At Apple’s Annual Worldwide Developer’s Conference this June, no new hardware was unveiled as part of company’s strategy to focus on software. Still, they managed to wow all coders, developers and the common users when Cook & Co. unveiled the new Mac OS X Yosemite. Yes, Yosemite, named after the very beautiful and breathtaking Yosemite National Park.
The keywords at the Worldwide Developer’s Conference were “Continuity” and “Extensibility”. This means bringing all the Apple devices close together for a completely smooth experience. Yosemite will synchronize with the iOS mobile system through AirDrop file sharing, iMessage messaging, and the ability to make and take phone calls.
Yosemite also features a brand new look with a new typography, flatter icons, and translucent title bars as in Safari on iOS 7, the OS X has been completely revamped. The use of translucency is used throughout to emphasize content. The presence of app widgets in a slide-in panel draws resemblance to Windows Sidebar. Notification Center provides an at-a-glance Today view, just like iOS 7 does, and there’s a second list of app notifications and other key information.
Everything from Spotlight to the Mail app has been improved significantly in terms of functionality and usability. The Mail Drop feature prevents your email attachments from getting dropped in case they are of very big size. Safari now features significantly faster web app performance and has been redesigned with the interface being condensed to a single bar. While there were rumors of Siri integration in Yosemite, they all proved to be false. And perhaps there’s no need for such a feature in a laptop when one can easily type things out using the keyboard.
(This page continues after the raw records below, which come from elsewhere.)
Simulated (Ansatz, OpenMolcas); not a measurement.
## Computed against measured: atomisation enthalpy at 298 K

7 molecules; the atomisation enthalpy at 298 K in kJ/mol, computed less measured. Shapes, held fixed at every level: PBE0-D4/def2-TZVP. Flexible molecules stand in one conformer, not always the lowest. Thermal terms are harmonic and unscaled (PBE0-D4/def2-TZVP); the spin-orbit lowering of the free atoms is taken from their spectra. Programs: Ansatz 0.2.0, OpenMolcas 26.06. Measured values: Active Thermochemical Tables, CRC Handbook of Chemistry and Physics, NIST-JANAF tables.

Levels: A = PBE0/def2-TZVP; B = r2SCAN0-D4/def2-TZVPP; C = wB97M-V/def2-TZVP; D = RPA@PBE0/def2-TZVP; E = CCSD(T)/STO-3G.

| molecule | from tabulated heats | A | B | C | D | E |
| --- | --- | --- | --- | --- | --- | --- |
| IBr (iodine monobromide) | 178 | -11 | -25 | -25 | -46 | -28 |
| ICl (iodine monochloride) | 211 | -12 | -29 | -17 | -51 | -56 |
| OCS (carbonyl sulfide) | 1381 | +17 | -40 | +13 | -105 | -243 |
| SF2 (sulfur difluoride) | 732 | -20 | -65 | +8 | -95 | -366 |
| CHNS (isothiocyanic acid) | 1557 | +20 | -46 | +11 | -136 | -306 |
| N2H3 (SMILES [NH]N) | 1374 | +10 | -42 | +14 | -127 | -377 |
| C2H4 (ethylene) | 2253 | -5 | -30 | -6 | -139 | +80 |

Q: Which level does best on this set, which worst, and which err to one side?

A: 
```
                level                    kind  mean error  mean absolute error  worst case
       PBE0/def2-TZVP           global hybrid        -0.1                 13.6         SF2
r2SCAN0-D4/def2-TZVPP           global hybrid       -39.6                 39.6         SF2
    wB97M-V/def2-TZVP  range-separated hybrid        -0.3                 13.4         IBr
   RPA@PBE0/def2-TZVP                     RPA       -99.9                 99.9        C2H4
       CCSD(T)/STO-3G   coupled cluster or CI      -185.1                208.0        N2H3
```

Though Yosemite is in the Beta testing stage with only the developers getting to use and test it, regular users can register themselves into the public beta program and test the OS out. This is the first time there has been a public beta of OS X since the first version back in 2000. An application within the OS allows for easy reporting of bugs. The users will get regular updates and will automatically get the official final release when it’s out this fall. Interestingly, like its predecessor Maverick, Yosemite is going to be free.